In 1945, following the return of thousands of soldiers from Europe, a young woman and her boyfriend are murdered. Thirty-five years later, a killer, dressed in WWII-era fatigues and armed with a bayonet and, rather incongruously, a pitchfork, stalks a group of teenagers celebrating their graduation.
The set-up isn’t terribly original, but The Prowler is a superior Slasher film, a product of the Slasher Golden Year, 1981. The Prowler was directed by Joseph Vito, who also directed Friday the 13th: The Final Chapter, one of the best entries in that series. It also features the underused but welcome acting talents of Farley Granger (Strangers on a Train) and Lawrence Tierny (Reservoir Dogs). Oh, and did I mention the practical effects are courtesy of one Tom Savini?
Needless to say, The Prowler is a great looking film. The kills feature some of Savini’s best work (Savini has even said that it is his best work), including a stabbing scene which is topped only by the knife’s extraction from the top of the victim’s skull, a shower kill that manages to offer something new, and a rather surprising exploding head.
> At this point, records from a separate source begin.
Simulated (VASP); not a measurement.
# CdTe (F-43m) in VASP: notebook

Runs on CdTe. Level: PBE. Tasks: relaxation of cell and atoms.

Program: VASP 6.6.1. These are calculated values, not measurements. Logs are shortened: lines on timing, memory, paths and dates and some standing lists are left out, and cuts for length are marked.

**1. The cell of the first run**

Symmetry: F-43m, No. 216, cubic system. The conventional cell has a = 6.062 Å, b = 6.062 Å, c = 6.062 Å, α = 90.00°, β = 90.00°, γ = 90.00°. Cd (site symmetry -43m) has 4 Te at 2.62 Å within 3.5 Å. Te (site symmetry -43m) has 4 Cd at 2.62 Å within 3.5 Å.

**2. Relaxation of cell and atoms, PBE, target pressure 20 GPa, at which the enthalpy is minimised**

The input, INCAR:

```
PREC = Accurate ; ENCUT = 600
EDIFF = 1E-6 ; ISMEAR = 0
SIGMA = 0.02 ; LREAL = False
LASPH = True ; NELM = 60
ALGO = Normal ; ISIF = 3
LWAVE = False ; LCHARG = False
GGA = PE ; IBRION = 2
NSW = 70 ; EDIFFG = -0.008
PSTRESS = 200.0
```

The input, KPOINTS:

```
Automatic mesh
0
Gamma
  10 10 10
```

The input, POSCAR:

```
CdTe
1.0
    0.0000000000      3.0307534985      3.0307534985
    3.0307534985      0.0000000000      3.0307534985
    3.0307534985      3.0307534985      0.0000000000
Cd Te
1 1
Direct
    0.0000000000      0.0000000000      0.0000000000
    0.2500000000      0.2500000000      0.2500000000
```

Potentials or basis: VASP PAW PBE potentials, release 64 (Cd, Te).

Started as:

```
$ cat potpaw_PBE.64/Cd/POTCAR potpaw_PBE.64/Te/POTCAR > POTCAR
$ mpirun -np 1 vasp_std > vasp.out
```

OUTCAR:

That said, this film isn’t only about the kills. Thanks to moody photography and expert pacing, The Prowler is genuinely suspenseful. Even the music, by Richard Einhorn, serves to build on the tension, ensuring that even while the screen is blood-free the viewer’s attention is held fast.
The killer’s motivation is a little thin and his identity rather obvious, but he’s got an undeniably original look, complete with helmet, undone chinstraps dangling. Still not sure why he carries a pitchfork, but that’s largely immaterial; he definitely knows how to put it to good use.
1981 was a great year for Slasher films, arguably the genre’s most important year, and The Prowler is certainly one of its most important films. It is a must see for Slasher fans and an example of how things go right when great talents come together.